The central bank of the United States is the Federal Reserve (the Fed). The Fed employs monetary policy through direct controls on the money supply through open market operations to achieve economic stability and growth.
Open market operations entail Fed intervention in the buying and selling of government bonds to achieve a change in the money supply and the corresponding change in the interest rate. The Fed sells bonds to reduce the money supply and increase the prevailing interest rate and buys bonds to increase the money supply and reduce the prevailing interest rate. The interest rate is an active target and is set as a target rate range by the Fed; it is conveyed to the public by the Federal Reserve Open Market Committee (FOMC) as the fed funds target rate (short for the Federal Funds rate).

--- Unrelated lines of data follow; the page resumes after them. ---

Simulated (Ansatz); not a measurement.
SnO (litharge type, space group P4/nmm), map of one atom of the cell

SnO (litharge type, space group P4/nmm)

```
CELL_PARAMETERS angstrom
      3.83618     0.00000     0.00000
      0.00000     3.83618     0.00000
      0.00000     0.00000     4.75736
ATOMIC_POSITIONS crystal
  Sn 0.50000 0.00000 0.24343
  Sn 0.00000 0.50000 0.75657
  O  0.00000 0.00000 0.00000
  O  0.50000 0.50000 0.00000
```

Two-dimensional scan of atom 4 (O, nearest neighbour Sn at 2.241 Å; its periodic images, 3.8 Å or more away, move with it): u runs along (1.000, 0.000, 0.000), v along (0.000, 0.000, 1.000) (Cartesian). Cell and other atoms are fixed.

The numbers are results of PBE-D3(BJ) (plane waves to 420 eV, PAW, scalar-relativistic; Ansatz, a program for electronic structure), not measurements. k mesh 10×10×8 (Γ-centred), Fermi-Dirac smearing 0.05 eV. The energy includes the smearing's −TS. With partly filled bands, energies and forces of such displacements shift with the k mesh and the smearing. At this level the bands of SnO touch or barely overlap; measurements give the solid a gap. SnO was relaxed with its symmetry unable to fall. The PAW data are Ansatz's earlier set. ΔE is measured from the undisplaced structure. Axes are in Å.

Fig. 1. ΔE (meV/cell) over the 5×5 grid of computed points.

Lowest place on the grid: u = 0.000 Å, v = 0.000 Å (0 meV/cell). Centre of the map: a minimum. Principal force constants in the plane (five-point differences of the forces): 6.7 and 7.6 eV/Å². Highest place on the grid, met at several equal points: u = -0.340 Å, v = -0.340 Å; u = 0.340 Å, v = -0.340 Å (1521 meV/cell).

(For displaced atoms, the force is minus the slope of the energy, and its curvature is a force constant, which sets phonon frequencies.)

Coincident with the Fed's open market operations is the Fed's selection of a reserve requirement which corresponds to a required percentage of deposits (reserves) that banks must keep on site or at the Fed on a daily basis. Given their daily activities, banks may fall short of their required daily reserve requirement. When this occurs, banks may either turn to the Fed or Fed member banks for overnight or short-term loans to satisfy their liquidity short-fall. The rate that member banks charge each other is referred to as the federal funds rate and the rate the Fed charges banks is referred to as the discount rate.
This distinction is particularly important. The discount rate is the rate that the central bank actual controls. It is the rate the central bank charges its member banks to borrow overnight. However, the rate that the central bank actually cares about is the fed funds rate. That is the rate banks charge each other, and is influenced by the discount rate.
The Fed targets the rate for federal funds via its open market operations and seeks to be the lender of last resort by charging banks a higher rate than the federal funds rate .
Historical discount and fed fund target rates
The discount rate is higher than the fed funds target rate and the variance serves as a disincentive for banks to seek funds or short-term borrowings from the Fed.
For example, the difference or spread of the primary credit rate (rate to member banks in solid financial standing) over the FOMC's target federal funds rate was initially 1 percent. During the financial crisis, this spread was reduced to one-half of one percent on August 17, 2007, and was further reduced, to a quarter of 1 percent, on March 16, 2008.
Typically, the discount rate along with the fed funds target rate are mechanisms that the Fed uses to discourage banks from excess lending, as part of a contractionary or restrictive policy scheme. Given that lending has an expansionary effect, to the extent that the fed funds target rate and discount rate diminish the profitability of excess loaning, these parameters place limits to the expansion of the money supply via the loanable funds market. However, as noted in the aforementioned historical example, the discount rate, in conjunction with the fed funds target rate, may be purposely maintained at a lower interest level to encourage borrowing and increase growth when the economy is showing signs of either slowing or contracting. In this manner, the discount rate in tandem with the fed funds target rate are part of an expansionary policy mechanism.